Have you got any friends?
I’ve got some friends.
I haven’t got any friends!
Hmmm... some big differences in the answers there. But what is the difference between some and any?
Each sentence above contains either some or any, so why do we use 'some' and when do you use 'any'?
Let's find out...
PLURAL & UNCOUNTABLE NOUNS
We use SOME and ANY with plural nouns and uncountable nouns.
What’s a plural noun?
- A plural noun is something that you can count, when there is 1, 2, 3, 4, 5 or 648 of something
For example: 5 friends, 2 phones, 6 oranges
What’s an uncountable noun (sometimes called non-count or mass noun)?
- An uncountable noun is something that you can NOT count.
For example: milk, coffee, money, happiness
Just to be 100% clear, you can say "I've had 2 cups of milk", BUT you are counting the 'cups' NOT the milk. Milk is a non-count noun.
QUESTION / INTERROGATIVE
- Have you got any brothers or sisters?
- Do you know any good places to eat near here?
- Can she speak any other languages?
In a question we use 'ANY'
- I haven’t got any sisters
- She didn’t get any emails today
- He is on a new diet. He hasn’t eaten any sugar for 2 weeks!

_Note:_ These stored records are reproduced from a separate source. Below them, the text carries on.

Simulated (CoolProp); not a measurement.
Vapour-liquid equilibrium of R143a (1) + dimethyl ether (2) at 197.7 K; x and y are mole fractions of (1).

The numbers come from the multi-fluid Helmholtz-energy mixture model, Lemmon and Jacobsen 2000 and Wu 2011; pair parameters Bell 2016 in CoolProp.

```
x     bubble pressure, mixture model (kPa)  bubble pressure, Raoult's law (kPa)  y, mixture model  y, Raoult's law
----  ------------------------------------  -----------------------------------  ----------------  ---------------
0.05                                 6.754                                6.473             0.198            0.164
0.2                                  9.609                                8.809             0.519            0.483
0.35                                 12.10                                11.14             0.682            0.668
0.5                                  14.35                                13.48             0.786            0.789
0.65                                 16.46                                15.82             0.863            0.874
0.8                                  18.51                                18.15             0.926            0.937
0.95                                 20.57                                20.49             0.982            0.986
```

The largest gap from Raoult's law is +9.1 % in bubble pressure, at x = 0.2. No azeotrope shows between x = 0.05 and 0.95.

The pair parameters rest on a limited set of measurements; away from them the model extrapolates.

In a negative sentence (a grammatically negative sentence) we use 'ANY'
POSITIVE / AFFIRMATIVE
- We need some friends to help us move out of our flat
- ooh, my photo got some likes on Facebook
- If you’ve got a minute, I’d like some help
In a (grammatically) positive sentence, we use 'SOME'
SOME, WHEN WE EXPECT A 'YES'
In a question, we can use the word 'some' when we expect the other person to answer 'yes'.
Could I have a glass of water, please? "Yes, of course!"
Would you like some more chicken? "Yes, please, it's delicious!"
NEVER, WITHOUT, HARDLY = ANY
In a sentence that contains the words never, without or hardly (which means 'almost not'), then we follow these words with 'any'
We finished the project without any more problems.
He never gives me any flowers these days
She made hardly any mistakes in the test.